Loudoun Supervisors Recommend Fixes for W&OD Trail Crossings

The Board of Supervisors’ finance committee has endorsed a priority list of safety improvements at W&OD Trail road crossings and recommended that the county start looking for partners to help pay for them.

NOVA Parks, which owns the trail and the linear park around it, has an agreement with the Virginia Department of Transportation to share the responsibility  for maintaining and improving most crossings. Those inside town limits are maintained by the town governments.

But in 2016, supervisors asked the county staff and consultants to examine the existing conditions of all 41 W&OD Trail road crossings in Loudoun. From there, they asked for a safety study based on traffic on both the roads and the trail. And now, they are recommending near-term improvements at 12 trail crossings across the county.

Some of that work has already been done. The highest-priority project, the intersection at Sterling Boulevard, has already seen some improvements by NOVA Parks, and the county’s Capital Improvement Program includes $7.7 million to build an overpass. The third-highest-ranked priority, the South King Street crossing in Leesburg, has recently seen work by the Town of Leesburg.

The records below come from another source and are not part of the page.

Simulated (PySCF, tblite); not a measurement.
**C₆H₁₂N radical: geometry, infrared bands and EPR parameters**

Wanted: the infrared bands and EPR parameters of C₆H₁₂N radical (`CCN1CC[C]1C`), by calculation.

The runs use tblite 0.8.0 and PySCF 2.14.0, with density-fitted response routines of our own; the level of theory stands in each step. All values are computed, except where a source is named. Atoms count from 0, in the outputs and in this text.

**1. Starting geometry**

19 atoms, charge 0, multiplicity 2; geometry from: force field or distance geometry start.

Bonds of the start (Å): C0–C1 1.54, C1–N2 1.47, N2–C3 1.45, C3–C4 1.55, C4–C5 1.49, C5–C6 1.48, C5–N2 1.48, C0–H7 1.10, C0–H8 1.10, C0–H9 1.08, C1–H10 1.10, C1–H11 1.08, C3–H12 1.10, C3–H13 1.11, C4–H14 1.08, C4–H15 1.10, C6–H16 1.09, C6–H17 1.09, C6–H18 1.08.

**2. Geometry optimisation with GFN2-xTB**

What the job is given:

The remaining cost of near-term improvements on the other 10 crossings—including as flashing warning signs, tree trimming, and median refuges—is estimated at $2.2 million.

NOVA Parks has already expressed interest in making some of those improvements, potentially cutting the cost down to $1.7 million. If the full Board of Supervisors moves ahead with that work, county staff would also be reaching out to VDOT and the Town of Purcellville to propose sharing the cost of that work.

“Everything in here is really a short-term measure at this point in time, so somewhere we’re going to have to look at the long term,” said Supervisor Ralph M. Buona (R-Ashburn).

A consultant study found the highest-trafficked crossing at Smith Switch Road over the weekend, counting 2,491 trail users on a Saturday in August. Ashburn Road was close behind with 2,309. Bicyclists were the majority of trail users, making up 84 percent of the people on the trail on that Saturday, and three-quarters of people on the trail the following Tuesday.

Those riders would be encountering a VDOT-reported average daily traffic of 2,700 vehicles on Smith Switch, and 8,700 on Ashburn Road.

Although the crossing at South Sterling Boulevard saw slightly fewer trail users in the study, it sees more than twice as much road traffic as the next-busiest road in the study, with an average 27,000 vehicles a day. It also saw by far the highest number of crashes during the yearlong study, with 18 reported incidents. No other crossing reported more than two.

The study also ranked highly the crossings at Hirst Road, Berlin Turnpike, North Hatcher Avenue in Purcellville, Dry Mill Road near Rt. 9, Hamilton Station Road, the Rt. 7 eastbound ramp at Rt. 287, Cochran Mill Road, and Ivandale Road. The Rt. 7 and Rt. 287 intersection is planned to become an interchange, with work starting in 2021.

To make that highest-priority list, crossings had to have a speed limit above 30 miles per hour or at least one reported crash during the study.

The 45-mile W&OD trail stretches from Purcellville to Arlington, 23 miles of which are in Loudoun. The W&OD has 41 road crossings in the county, including 16 grade-separated interchanges such as bridges and tunnels across the road.

Of the remaining 25 at-grade crossings, 10 are maintained by towns.